Page MenuHomeFreeBSD

ignore ICMP need frag with equal or larger MTU offer
Needs ReviewPublic

Authored by glebius on Sep 4 2015, 11:25 AM.

Details

Summary

This patch was submitted by Richard Russo <russor whatsapp.com>.

The problem is that some bad gateway can respond with ICMP need frag suggesting the same MTU we already use. This has been seen in the wild. Theoretically there could be response with larger MTU. Our stack reacts on such ICMP resending the whole TCP window again, for each ICMP received. I believe this isn't a best behaviour. Richard suggest to ignore such ICMPs. His patch actually modifies tp_maxseg, it just suppresses resend of the window. This covers properly case of equal MTU offer. I suppose, that to cover case of growing offer, we should also add protection against increasing tp_maxseg.

Diff Detail

Repository
rS FreeBSD src repository
Lint
Lint OK
Unit
No Unit Test Coverage
Build Status
Buildable 557
Build 557: arc lint + arc unit

Event Timeline

glebius retitled this revision from to ignore ICMP need frag with equal or larger MTU offer.Sep 4 2015, 11:25 AM
glebius updated this object.
glebius edited the test plan for this revision. (Show Details)
glebius set the repository for this revision to rS FreeBSD src repository.
glebius updated this revision to Diff 8484.

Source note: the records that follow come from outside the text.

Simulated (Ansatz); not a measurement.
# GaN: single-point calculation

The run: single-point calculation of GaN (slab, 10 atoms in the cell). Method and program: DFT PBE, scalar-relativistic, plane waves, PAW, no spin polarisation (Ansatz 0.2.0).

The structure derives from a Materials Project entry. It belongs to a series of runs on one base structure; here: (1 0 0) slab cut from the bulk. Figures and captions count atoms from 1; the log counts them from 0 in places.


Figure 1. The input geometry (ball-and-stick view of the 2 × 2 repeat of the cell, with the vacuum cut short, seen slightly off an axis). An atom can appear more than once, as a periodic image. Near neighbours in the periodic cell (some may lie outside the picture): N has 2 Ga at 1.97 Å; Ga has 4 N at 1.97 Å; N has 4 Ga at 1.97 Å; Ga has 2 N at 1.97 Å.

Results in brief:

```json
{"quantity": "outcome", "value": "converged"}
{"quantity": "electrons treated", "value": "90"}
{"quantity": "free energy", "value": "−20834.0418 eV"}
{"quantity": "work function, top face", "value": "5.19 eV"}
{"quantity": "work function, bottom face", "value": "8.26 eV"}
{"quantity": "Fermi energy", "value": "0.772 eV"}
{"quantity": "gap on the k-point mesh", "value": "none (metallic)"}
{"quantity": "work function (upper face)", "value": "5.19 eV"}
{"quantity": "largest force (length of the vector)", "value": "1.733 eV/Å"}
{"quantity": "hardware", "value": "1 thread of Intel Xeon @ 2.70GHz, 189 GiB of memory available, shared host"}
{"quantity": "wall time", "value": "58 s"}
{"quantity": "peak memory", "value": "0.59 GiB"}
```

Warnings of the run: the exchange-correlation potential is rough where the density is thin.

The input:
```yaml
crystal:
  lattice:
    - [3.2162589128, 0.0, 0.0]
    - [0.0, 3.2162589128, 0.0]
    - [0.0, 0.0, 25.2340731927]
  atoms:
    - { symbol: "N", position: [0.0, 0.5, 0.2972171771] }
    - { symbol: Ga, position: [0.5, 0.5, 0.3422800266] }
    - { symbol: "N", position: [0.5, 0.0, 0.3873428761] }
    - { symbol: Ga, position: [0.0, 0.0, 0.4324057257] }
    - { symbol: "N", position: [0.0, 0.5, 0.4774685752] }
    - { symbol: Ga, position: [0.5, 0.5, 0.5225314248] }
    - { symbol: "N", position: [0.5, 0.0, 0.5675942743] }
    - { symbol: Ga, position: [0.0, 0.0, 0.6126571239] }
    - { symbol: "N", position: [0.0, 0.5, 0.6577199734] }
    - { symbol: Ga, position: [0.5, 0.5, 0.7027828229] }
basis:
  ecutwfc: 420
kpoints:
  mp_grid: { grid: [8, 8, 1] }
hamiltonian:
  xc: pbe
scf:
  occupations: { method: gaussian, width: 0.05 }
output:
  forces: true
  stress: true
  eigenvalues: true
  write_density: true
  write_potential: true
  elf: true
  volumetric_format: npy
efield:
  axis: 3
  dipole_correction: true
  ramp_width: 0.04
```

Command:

To clarify: this isn't the final patch to review & commit. This is request for discussion of a proper behaviour, and once we settle on it, I will produce a patch.

Actually this is covered by RFC 1191.

This means that the TCP layer must be able to recognize when a
 Datagram Too Big notification actually decreases the PMTU that
 it has already used to send a datagram on the given
 connection, and should ignore any other notifications.
pkelsey edited edge metadata.Sep 4 2015, 3:53 PM

We shouldn't be taking any action at all based on a NEEDFRAG message that suggests (or from which we deduce) a new mtu that is the same or larger than the current one. I think the clearest expression of this idea is to only call tcp_mtudisc() from tcp_ctlinput() when the new mtu could decrease tp->t_maxseg (and remove the comment that tcp_mtudisc() 'does the right thing').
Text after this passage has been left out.